Fintech firms should welcome, not fear, regulation because it is in their interest to have an "established framework" in which to operate, says the president of the Federal Reserve Bank of Philadelphia.
While regulators around the world ponder how best to deal with the host of new digital entrants in the financial services world, Patrick Harker is seeking to offer reassurance, insisting that "regulation is not just a question of protecting consumers; it’s a question of protecting the innovators as well".
In a speech, Harker says that trust in the mechanisms that safeguard financial systems is the foundation of their soundness and strength.
"Fintech firms need that trust the same as any other bank or financial institution. This underlying expectation is why it’s best to get in early on regulation. It’s in these firms’ self-interest to provide a layer of trust building that regulation can offer."
Repeating the mantra of watchdogs around the world, he says that his desire is not to stifle innovation but to encourage it while trying to guard against the associated risks.
Harker stresses that he has no hand in drafting regulations. In the US there is currently an argument brewing between the Office of the Comptroller of the Currency (OCC), which is planning a national bank charter for fintech firms, and state regulators led by New York State Department of Financial Services.

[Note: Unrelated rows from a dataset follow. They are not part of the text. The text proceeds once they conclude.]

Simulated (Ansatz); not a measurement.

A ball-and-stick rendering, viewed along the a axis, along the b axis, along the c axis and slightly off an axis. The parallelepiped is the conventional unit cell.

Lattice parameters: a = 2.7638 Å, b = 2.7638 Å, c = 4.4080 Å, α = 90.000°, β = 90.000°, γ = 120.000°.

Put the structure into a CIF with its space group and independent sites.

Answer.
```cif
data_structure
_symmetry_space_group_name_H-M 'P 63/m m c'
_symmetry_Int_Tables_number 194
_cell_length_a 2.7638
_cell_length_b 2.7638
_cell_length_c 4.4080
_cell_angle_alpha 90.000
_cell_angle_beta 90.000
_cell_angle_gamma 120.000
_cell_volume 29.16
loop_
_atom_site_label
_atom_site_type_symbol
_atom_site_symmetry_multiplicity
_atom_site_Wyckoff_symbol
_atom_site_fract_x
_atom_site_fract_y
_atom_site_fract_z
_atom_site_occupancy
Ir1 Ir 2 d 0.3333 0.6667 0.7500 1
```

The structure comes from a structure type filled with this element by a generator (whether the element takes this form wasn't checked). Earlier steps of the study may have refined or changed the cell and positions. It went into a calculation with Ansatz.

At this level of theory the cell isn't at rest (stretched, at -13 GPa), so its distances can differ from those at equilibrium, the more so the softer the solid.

Harker says there is an "open question about whether or who should supervise fintech lenders in the United States, made all the more complicated by the interplay between our state and federal regulatory frameworks".
He continues: "But, particularly if we’re talking about loans to consumers, it’s only a matter of time until federal consumer protections will come into play."
Meanwhile, the governor of France's central bank has also been talking about how fintech regulation should be applied. During a speech, François Villeroy de Galhau again reiterated France's rejection of the 'sandbox' approach taken in the UK, Singapore and other fintech hotspots.
"We have also committed the Banque de France and the ACPR to a gradualist and proportionate approach in the regulation and supervision of Fintechs. We think it is still more appropriate than a “sandbox”, which could create threshold effects," he explains.
Meanwhile, the central bank is conducting its own fintech related experiments, with the recent creation of a lab and the appointment of a chief digital officer.